A Case of Indecent Overexposure
The media-ownership debate, a new face on the FCC and the lure of the campaign trail have conspired to create renewed, and troubling, interest in content regulation of the media. Well, there is one more factor: the media's willingness to wallow to make a buck. But then again, our slops may be another's sirloin.
Last week, Democrat Jonathan Adelstein joined Michael Copps in calling for greater indecency vigilance on the part of the FCC, preaching to a choir of Commerce Committee legislators. Adelstein, the newest commissioner, sounded as though he was preparing to assume Susan Ness's mantle as the V-Chip commissioner (bad choice). Michael Copps, for his part, had already decried such "indecent" programming as the Victoria's Secret Fashion Show. Last week, he looked to tie the "rising tide of indecency" to media consolidation. Even more troubling, Republican Kevin Martin appeared to second the complaint.
But last week's principal theme appeared to be violence, with indecency critics pushing to extend the definition and Joe Lieberman, back on the campaign trail, taking his all-too-familiar swings at the media. He has been at it so long he has had to change the preamble of his tirades from "as a parent" to "as a grandparent." Ernest Hollings, who wants to channel violent programming as the FCC channels indecency, took yet another swing at adding violence to the definition of indecency.

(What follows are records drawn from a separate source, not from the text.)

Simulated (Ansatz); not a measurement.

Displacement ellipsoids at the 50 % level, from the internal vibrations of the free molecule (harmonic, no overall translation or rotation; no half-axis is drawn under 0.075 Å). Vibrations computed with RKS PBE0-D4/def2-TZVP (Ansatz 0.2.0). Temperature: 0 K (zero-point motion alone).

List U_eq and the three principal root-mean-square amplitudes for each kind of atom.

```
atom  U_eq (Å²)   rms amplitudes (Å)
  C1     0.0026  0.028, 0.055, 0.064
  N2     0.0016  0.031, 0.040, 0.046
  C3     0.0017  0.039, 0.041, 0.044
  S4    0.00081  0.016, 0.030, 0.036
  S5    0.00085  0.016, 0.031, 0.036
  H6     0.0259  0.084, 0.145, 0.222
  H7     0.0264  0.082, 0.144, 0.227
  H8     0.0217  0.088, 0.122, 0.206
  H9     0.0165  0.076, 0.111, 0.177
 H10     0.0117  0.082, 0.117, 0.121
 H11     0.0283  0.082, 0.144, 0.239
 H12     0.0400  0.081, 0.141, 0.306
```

The problem with all these efforts is not that there isn't some real swill on the air. Frankly, we have often thought that, if given our choice of material to circumscribe, violence makes far more sense than sex. But, of course, we do have our choice of material to avoid. We set our own indecency standards every day with our remote controls. As readers of this page are well aware, we don't believe the government should be censoring the media.
Neither the FCC nor the Congress can be trusted to decide what we see and hear and when. We need no more evidence of this than the FCC's decision to treat innuendo as indecent or its failure to distinguish between patently offensive material and socially relevant poetry in the Sarah Jones case. The perceived harm to children occasionally stumbling on to what people really look like, do and say is far outweighed by the injury done to the First Amendment by government content regulation undertaken in their name.
Tech-ing the Initiative
Broadcasters have taken a big step toward controlling their own destiny. The NAB has committed $6 million over three years to get a broadcast lab up and humming (contingent on consumer-electronics types' stepping up to the plate as well). There is plenty of credit to go around for the decision, but MSTV's Gary Chapman and David Donovan and NAB's Eddie Fritts deserve places at the front of the line. When the lab opens, job one will be to work the kinks out of DTV reception, but the opening will have a broader significance: Broadcasters will be telling the world that the medium is here to stay, that they will maintain their direct over-the-air connection to the public and that those wireless-phone folks had best look elsewhere for their next hunk of spectrum.